**Cem Karsan** (0:00)
To bring up the specter of 98, 99, 2000, not that we're exactly in the same place, there's a lot of differences. In some ways, it's better, and sometimes, in some ways, it's worse than that period. But the trade then, for years, going into the top of the bubble, and almost every other major bubble is the same way, is not to try and short the market, it's to try and buy cheap volatility above the market to capture a widening specter, a megaphone, if you will, that happens before markets ultimately become unpinned in some type of bigger top. So it's a much better risk reward trade.
**Adam Taggart** (0:44)
Welcome to Thoughtful Money. I'm its founder and your host, Adam Taggart. When today's guest was on this program back in September, he predicted the market would start to become more volatile. He didn't necessarily think that would mean lower stock prices in the end of 2024, and he was proven correct on that. But he did express worry that as we entered 2025, continued higher volatility could start to become a real problem for investors. Does he still think that? Well, to find out, we welcome back to the program Cem Karsan, founder, CIO, and managing principal at Kai Volatility Advisors. He's widely known as Cem Kwasant on X. Cem, thanks so much for joining us today.
**Cem Karsan** (1:26)
Wonderful being here. Thanks for having me, Adam.
**Adam Taggart** (1:28)
Such a pleasure. Happy New Year. Really looking forward to getting your thoughts here at the start of the new year as to where you think things are headed. Obviously, I want to get into your volatility outlook real quickly before we do just to set the stage. Let me ask you this question I like to kick all these interviews off with. What's your current assessment of the global economy and financial markets?
**Cem Karsan** (1:49)
Well, I think we're really heading to a place where ultimately the market itself is expensive. There are a lot of headwinds facing the market at a time when it's expensive. So from a weighing machine, kind of medium to longer term view, this is a market that is not in a very good spot, particularly after two 25% type years, 50% return after an election year, which are very positive, particularly in these populous periods, what comes next is not great. So there's a lot of reasons to be cautious.

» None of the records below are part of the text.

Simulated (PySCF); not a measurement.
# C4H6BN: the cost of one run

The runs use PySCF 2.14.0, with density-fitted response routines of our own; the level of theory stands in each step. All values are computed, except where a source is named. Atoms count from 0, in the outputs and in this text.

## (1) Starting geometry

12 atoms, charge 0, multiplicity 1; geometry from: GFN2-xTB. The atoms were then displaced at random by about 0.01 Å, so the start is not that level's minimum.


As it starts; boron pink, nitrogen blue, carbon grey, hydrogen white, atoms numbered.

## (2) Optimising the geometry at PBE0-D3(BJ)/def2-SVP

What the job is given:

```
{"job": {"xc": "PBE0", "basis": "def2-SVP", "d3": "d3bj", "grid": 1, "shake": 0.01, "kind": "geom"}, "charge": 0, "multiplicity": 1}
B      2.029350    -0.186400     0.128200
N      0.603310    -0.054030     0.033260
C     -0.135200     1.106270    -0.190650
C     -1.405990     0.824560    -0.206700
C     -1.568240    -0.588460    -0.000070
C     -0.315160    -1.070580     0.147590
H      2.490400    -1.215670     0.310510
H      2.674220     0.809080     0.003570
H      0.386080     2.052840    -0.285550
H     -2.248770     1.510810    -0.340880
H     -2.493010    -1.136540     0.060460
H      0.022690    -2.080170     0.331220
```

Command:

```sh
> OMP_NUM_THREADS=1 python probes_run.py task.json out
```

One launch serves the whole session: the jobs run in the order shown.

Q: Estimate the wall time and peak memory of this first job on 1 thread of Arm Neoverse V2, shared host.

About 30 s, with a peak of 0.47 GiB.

That said, we also have the introduction of a big wild card and a new disruptive president and cohort of people who are surrounding him, including Elon Musk, that are intent to do things differently and are also focused on financial markets in many ways and liquidity and running kind of a hot kind of monetary machine. So it is a combustible situation for lack of a better term, hence the call for higher volatility late last year.
And again, that doesn't necessarily mean in the next year or six months that we get a decline. It could very much be higher prices. But higher prices at this point would not be a healthy thing, in my view, and could very well just be a sign of a kind of final topping process, and that can often last a year or two years. But again, our current view is that there's really two paths. And we can get dive into this a bit more as we talk, but there's really a path where if the liquidity doesn't come really in relatively short order in the next three months and a meaningful way, that a lower market will create poor liquidity in a very broadly negative situation and be very hard for the Federal Reserve and the Treasury and the administration to fix. But if they can choose the market, push it higher, again, given Elon Musk and his history with Tesla and their knowledge of markets broadly, if they take that approach, this market will go quite a bit higher and there's quite a bit of fuel to that in the short term. But again, that would ultimately to me feel something like 99, 2000 and really look more like a blow off top. So long-winded answer to a short question, and I'm sure we'll dive more into all those details. But it is a combustible situation and a time to be really focused on really inexpensive long-dated implied volatility and gamma. And you can bet on the market volatility that will eventually come through parts of the distribution, not necessarily just long or short the market. And I think there are real opportunities there.
**Adam Taggart** (5:15)
All right. I'm going to really look forward to digging into that with you. You used the term inexpensive not that long ago, maybe like a month or so ago. I remember it being talked about that like, you know, puts on the S&P or like the cheapest they've been in a long, long time. Are we in an environment right now where some of these bets on volatility are pretty cheap?